Water Quality Research: 2016-2020

One of the primary controls on algal growth is the concentration of phosphorus in the water. It does not take much increase in phosphorus from low levels of around 10 micrograms per litre (mg/L or parts per billion) to change a lake from being in an Oligotrophic state (4-10 mg/L) with low primary production, and thus lacking algal blooms, to mid (Mesotrophic, 10-20 mg/L) or high (Eutrophic, 30-100 mg/L) states that would commonly lead to blooms. Numerous lakes in North America, including Nova Scotia, now experience algal blooms that did not have them before, due to increased concentrations of phosphorus.

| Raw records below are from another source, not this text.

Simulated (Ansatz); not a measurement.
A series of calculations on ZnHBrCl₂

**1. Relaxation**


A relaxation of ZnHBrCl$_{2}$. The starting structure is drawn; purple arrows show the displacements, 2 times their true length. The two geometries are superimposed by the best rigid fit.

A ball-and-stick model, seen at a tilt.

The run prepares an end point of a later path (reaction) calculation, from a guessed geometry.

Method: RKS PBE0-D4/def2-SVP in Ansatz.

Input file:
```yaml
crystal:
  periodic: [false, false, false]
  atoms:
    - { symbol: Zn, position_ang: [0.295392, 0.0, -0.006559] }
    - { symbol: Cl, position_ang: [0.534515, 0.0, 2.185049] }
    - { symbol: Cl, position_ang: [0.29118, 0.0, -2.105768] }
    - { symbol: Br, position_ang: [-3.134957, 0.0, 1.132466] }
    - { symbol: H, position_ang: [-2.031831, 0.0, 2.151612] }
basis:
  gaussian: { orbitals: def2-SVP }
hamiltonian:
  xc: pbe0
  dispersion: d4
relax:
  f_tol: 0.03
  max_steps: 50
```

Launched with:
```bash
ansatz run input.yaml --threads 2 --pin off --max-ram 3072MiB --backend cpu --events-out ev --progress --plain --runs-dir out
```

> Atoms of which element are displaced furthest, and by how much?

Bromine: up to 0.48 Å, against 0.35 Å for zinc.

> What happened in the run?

The MLSA wanted to establish if higher phosphorus contributed to the algal blooms of 2014-16 in Mattatall Lake and if so, to investigate what might have caused the increase. In pursuing this interest, we have been fortunate to join forces with two research groups at Dalhousie University: the Biofluids and Biosystems Modelling Lab (BBML) headed by Dr. Tri Nguyen-Quang and Dr. Rob Jamieson’s group in the Centre for Water Resources Studies (CWRS).

Initial results by Nguyen-Quang et al. (2016) indicated very high but quite variable levels of phosphorus in the lake particularly during the fall 2015. Similar though somewhat lower levels were observed again in 2016. However, no specific causes for these patterns were found. To further investigate potential sources of phosphorus, Dr. R. Jamieson conducted a detailed study in 2017 (see Executive Summary from CWRS, 2017). However, these results have indicated no source of higher phosphorus from the watershed. Their predicted phosphorus values of around 10 mg/L were consistent with measurements in the lake and the absence of an algal bloom.

Measurements by the MLSA focused on the various small streams that flow into the lake from the surrounding watershed and the single outlet stream in the NE. Our results show higher values of phosphorus in 2016 that reduced in 2017, except for two streams on the western side which remained much higher than the others. Measurements from the outlet are consistent with the CWRS measurements in the lake, and indicate a significant reduction during fall 2016. But we still do not understand the reasons for the higher values.

One indication of higher levels of phosphorus within the lake in the CWRS study comes from the deepest part of the southern basin below about 8 m or 26 ft (see Lake Depth Project). This increase is caused by uptake from higher phosphorus in the sediment into water that lacks oxygen because it does not mix with the shallower water as the lake warms during the summer. The deeper water with higher phosphorus is released in the fall by overturning when surface waters cool again. Studies on many other lakes have shown that it is an important part of phosphorus uptake.

Measurements during 2018 & 2019 have studied this process in the area with water depths over 9m in the southern part of the lake. The results show the development of stratified layers during the period from early July to late August. The deep water during this period does not mix with the surface and thus becomes anoxic (i.e. no oxygen present). The absence of oxygen allows the water to chemically leach phosphorus from the bottom sediment, as shown by the higher values sampled in August and September. Lower values of phosphorus remain in the upper layers. In early Sept, the stratification decays after the upper water starts to cool. This eventually leads to the overturn of the deep layer at which time the water with the higher phosphorus is released into the lake. Details vary from year to year as temperatures and mixing due to surface winds change. High winds during Hurricane Dorian in 2019 produced a particularly unusual double overturning event.

Update 2020. A more limited set of water measurements, supported by funding from NS Environment, was taken at the same deep water site in the SW basin. Results show a similar buildup of phosphorus in water deeper than 8 m which was released during overturning in mid-September. Although details differ from year to year, these results confirm that this natural process of internal loading of phosphorus is a persistent feature of the lake.

The timing of the overturning matches the mid-September timing of the algae blooms in 2014 & 2015 but not the earlier bloom in August 2016. The beginning of the bloom in the SW part of the lake also agrees with the input of excess phosphorus from the deep basin at this location. We note, however, that the region with water depths > 9m is restricted to a very small area that represents only about 0.2% of the total volume of water in the lake. In addition, this process occurs every year even when algae blooms do not occur and thus it is not sufficient to cause the algae blooms by itself. Our conclusion is that the overturning might cause the blooms in certain years when the overlying water throughout the lake has higher concentrations of phosphorus (i.e. ~20 mg/L) rather than its typical value of ~10 mg/L.

This highlights the importance of keeping the lake at low values of phosphorus to avoid future algae blooms.